Blackwell believes his "WashDryIron" could really alter the way we do our laundry. Why? Because it saves us from the job that we all hate: ironing.

Blackwell, who graduated last year, didn't realise that he was onto a potential winner when he began his course at the Exeter campus of the University of Plymouth in 2002. He picked the course because he wanted to study in Exeter as he liked the city, having already given up a degree course at a different university because he felt the teaching method was far too structured and theoretical.

However, once on the University of Plymouth course, a BA honours in product design, 23-year-old Blackwell says: "What I really liked about it was that we always had an open brief - so it meant everyone was doing many different things and there were lots of ideas flying about. For example, we'd be told, 'the project must be focused on sustainability' and that was it. This meant we had a lot of freedom and everyone would come up with very diverse designs."

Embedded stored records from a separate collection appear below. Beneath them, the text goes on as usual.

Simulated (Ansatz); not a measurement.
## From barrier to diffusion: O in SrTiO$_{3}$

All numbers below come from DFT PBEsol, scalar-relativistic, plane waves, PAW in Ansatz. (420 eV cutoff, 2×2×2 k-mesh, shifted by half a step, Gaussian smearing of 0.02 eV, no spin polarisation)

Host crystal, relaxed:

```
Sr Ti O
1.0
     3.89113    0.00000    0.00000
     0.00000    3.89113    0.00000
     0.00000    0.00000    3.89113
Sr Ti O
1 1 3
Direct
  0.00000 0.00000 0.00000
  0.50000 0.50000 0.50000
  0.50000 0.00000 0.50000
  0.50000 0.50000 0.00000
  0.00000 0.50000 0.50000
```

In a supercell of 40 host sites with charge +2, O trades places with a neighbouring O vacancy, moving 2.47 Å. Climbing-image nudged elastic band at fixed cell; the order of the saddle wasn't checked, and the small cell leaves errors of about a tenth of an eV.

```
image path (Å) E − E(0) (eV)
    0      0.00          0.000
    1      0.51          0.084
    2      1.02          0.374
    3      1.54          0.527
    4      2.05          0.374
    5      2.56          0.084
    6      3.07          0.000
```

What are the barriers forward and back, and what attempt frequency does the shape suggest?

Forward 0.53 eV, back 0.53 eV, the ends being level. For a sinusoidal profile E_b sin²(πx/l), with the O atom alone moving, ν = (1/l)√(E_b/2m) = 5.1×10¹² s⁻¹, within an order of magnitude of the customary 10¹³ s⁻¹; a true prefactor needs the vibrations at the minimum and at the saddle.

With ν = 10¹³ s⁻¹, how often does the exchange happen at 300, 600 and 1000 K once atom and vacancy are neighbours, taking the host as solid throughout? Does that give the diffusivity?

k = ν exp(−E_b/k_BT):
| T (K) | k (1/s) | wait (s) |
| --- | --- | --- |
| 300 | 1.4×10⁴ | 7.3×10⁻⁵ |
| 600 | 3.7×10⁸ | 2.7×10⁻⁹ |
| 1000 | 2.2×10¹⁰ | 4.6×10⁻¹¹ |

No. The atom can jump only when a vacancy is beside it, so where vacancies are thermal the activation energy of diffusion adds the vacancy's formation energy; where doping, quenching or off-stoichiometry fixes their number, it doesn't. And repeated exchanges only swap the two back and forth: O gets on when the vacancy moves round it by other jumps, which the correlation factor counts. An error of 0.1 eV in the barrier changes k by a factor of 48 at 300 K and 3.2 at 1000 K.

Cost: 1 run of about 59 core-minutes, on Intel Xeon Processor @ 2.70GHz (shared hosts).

In his final year he realised that he needed to think more like a designer than a businessman, as he had been looking at making money from his concepts rather than considering other aspects. "I realised I had to change my thinking in order to be successful," he says.

A change of tutor inspired him to contemplate projects that not only had the potential to be commercially viable, but that would also be aesthetically pleasing and manufactured from suitable materials. However, the idea of a washing machine that wouldn't cause creasing was one that none of his tutors predicted would be feasible within the time frame available.

Blackwell was convinced he could meet the deadline. "I wanted to produce a household appliance, as these are the ones that make money," he says. "I knew from everyday life that people hated ironing, and I worked out that it was the drum of the machine that makes the problem by causing creases in the clothes. If I could take the drum out of the equation, then I might have a solution.

"I ran some tests to discover whether you could wash clothes upright by vibration, and also if you could dry them in this position. To test this latter aspect, I made an MDF funnel that I stuck out of the sun roof of my friend's car with a wet T-shirt inside. We drove ten miles up the A30 so the wind could run down the funnel, and it was dry when we stopped."

The prototype took four months to complete from the birth of the idea, and cost Blackwell £5,000 to research and build. Because the machine needed expensive materials, he says he had no choice but to fund it on his credit card. He's thrilled to have been exhibiting at the Ideal Homes Show, and feels very lucky that he won an award. But he hasn't yet received any corporate interest for his drum-less wonder.

"This model is bigger than the real production item will be as it attracts more attention at this size," he says. "Currently it's like a walk-in wardrobe. The real thing is likely to be the size of a normal washing machine."